Lich van Winkle has a post in his blog where asks people how they started role-playing. I figured I’d answer that here!

Before I start, it’s worth noting that I’m Brazilian, so my story is going to be a bit different than that of most people reading this blog. I also grew up in the state of Mato Grosso, which in the 80’s and 90’s meant “far out in the boonies” as far as RPGs were concerned. Most of my acquisitions happened during trips to visit family in Curitiba, a bigger city in another state.

  1. The year you began, and with which role-playing game

  2. Did you figure it out alone, or were you introduced by a lone but experienced GM, or by joining a preexisting group?

My first contact with the concept of role-playing games actually happened through Choose Your Own Adventure books. Y’know, those books that had a couple hundred numbered sections and directed you to different numbers based on your decisions. There were a bunch of those in my school library, which was a small miracle since that library only had like four bookshelves. This was 1991 or so, which means I was 9.

Later on I’d convince my parents to buy me similar books - my first Fighting Fantasy titles, in their Brazilian editions. These were more complex, with an actual character sheet and die rolling. I remember this book from some other series, where you played Robin Hood, and which had a combat system complex enough to rival AD&D.

My first actual RPG experience was around 1994, with a version of Basic D&D that was translated by a company named Grow, and packaged as a board game. I think it might have been a boxed set as well in the US - it was the one with Zanzer Tem’s dungeon on it, and had rules for PCs of up to level 5.

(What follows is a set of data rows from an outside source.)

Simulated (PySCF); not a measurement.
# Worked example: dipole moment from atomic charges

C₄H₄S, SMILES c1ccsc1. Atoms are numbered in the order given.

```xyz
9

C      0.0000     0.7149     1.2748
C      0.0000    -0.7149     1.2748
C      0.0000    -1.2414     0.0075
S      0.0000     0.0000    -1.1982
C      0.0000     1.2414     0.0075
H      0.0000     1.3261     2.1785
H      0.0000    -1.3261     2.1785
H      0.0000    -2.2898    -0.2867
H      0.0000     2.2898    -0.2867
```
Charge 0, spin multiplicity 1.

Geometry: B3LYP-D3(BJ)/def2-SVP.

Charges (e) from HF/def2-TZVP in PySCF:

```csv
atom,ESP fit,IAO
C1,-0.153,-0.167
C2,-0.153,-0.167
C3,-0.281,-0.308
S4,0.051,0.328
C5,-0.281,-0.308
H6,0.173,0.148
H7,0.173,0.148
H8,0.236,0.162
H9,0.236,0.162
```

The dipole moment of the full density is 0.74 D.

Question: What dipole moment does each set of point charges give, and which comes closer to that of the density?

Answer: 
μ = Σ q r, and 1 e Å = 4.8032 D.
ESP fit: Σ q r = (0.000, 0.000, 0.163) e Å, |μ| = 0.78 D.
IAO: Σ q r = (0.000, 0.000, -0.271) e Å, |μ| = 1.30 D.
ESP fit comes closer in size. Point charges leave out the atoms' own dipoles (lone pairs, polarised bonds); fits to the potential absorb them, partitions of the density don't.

Shortly after that I got into GMing, and my games of choice were Tagmar (a Brazilian-made fantasy game) and later a very badly translated Shadowrun 2nd Edition. I also got familiar with GURPS and Storyteller at around this time, though I didn’t play them regularly. In 1996 I went on a one-month student exchange trip to the UK, and came back with a backpack full of Shadowrun supplements in English.

  1. What was your first group like? Was it private among friends, in a game store, or in a club? Were they older, younger than you? Did their style of play shape the way you played later?

The group was my brother and a couple of other friends. Almost everyone was around the same age as me (except for my brother, who was a bit younger). We usually played at my home, and I’d say my style of play shaped theirs more than the other way around, since I was always the GM.

I think I was the only one out of that bunch who kept being a part of the hobby once we split, though. Dunno if that speaks well or badly of my GMing skills.

  1. Your favorite role-playing game. (Was it the game you started with?)

It’s GURPS, and it’s not the one I started with. Lately I’ve also taken a

huge liking to Lancer.

  1. Anything else you want to share reflecting the impact of how you started on how you play(ed).

Despite being from a different country and having ready access to a very small pool of games when compared to someone from the US, my experience bears some striking similarities with Lich van Winkle’s in that D&D was a very small part of my formative experience. I remember finding its many arbitrary limitations very confining, so I spent most of my time in other games that didn’t have them. Though some of those limitations have been removed, a lot of them still remain in the game’s latest edition.